There is 20600 lines of text, soon I will add more, it should reach 30000 Russian Abkhazian parallel corpus.

I can’t share it publicly because of copyright, but I can share it privately, if someone is interested in training, all I ask is to share back with me the best model you come up with.

The reason why I can’t do it myself because of limitations in resources.

Looking forward to hear from you.
(p.s If I’m provided with remote access to resources, I can do the training)

Hi Nart, From my experience you probably won’t have enough sentence pairs to train a useful model unless it’s for a very restricted domain. Perhaps you should read up about building a synthetic corpus by back-translation or getting some volunteers to translate more sentences for you. I recently trained a few models with around 150,000 sentence pairs and the result was very disappointing. Good luck, it sounds a great project!

Hello Lewis,
I appreciate your feedback.
This is an ongoing effort, it shouldn’t stop at 30k.
The corpus I’ve made has mostly paragraphs as pairs. good amount of chunk of text in each line.
It would be interesting to check it’s efficiency in such a setting.

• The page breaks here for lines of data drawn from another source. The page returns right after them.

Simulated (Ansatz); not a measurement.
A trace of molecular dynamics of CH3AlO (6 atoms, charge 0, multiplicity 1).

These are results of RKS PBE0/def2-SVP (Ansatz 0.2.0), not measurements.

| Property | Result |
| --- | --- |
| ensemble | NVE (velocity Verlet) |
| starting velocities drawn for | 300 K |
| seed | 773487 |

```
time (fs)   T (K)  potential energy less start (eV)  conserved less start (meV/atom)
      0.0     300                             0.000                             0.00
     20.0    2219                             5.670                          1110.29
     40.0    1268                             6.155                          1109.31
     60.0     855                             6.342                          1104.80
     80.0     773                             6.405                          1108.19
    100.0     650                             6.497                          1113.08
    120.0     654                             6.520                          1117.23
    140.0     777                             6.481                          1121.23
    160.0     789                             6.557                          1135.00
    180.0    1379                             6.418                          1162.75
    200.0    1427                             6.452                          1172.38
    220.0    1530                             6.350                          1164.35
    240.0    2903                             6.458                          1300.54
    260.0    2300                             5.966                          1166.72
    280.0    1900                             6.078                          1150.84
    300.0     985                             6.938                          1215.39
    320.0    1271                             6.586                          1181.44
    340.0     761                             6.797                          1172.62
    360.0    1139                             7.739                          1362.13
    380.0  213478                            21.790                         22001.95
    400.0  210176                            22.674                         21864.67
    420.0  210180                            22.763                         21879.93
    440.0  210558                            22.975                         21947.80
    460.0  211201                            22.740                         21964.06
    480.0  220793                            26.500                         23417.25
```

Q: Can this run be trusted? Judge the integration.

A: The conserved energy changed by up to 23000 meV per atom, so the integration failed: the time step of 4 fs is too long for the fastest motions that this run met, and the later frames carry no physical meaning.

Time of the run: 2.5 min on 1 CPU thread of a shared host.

With such a small corpus you should be able to train fairly quickly on a CPU. The quick starts for PyTorch and TensorFlow are very easy to follow.

Do you have a large amount of monolingual text? This could be helpful for pretraining. Otherwise, I would consider this as a low ressource setting for SMT.

I actually did with the 20k but it’s not getting higher than 10% accuracy.
I am thinking using the trasfomer model instead and 30k would get a better result, but that needs a better computer.
Thank you for the information you shared about peusdo parallel corpus and back translation, I didn’t know about them.

I found out about the usage of monolingual text in training just today, it won’t be hard to get the russian monolingual text.
Regarding the Abkhazian text, I don’t have currently a ready to use monolingual text, I will have to build it, it is added to my to-do list.
What’s your thoughts on this?

Wikipedia is always a good source for natural language text. Perhaps you can get the corpus from BaltoSlav.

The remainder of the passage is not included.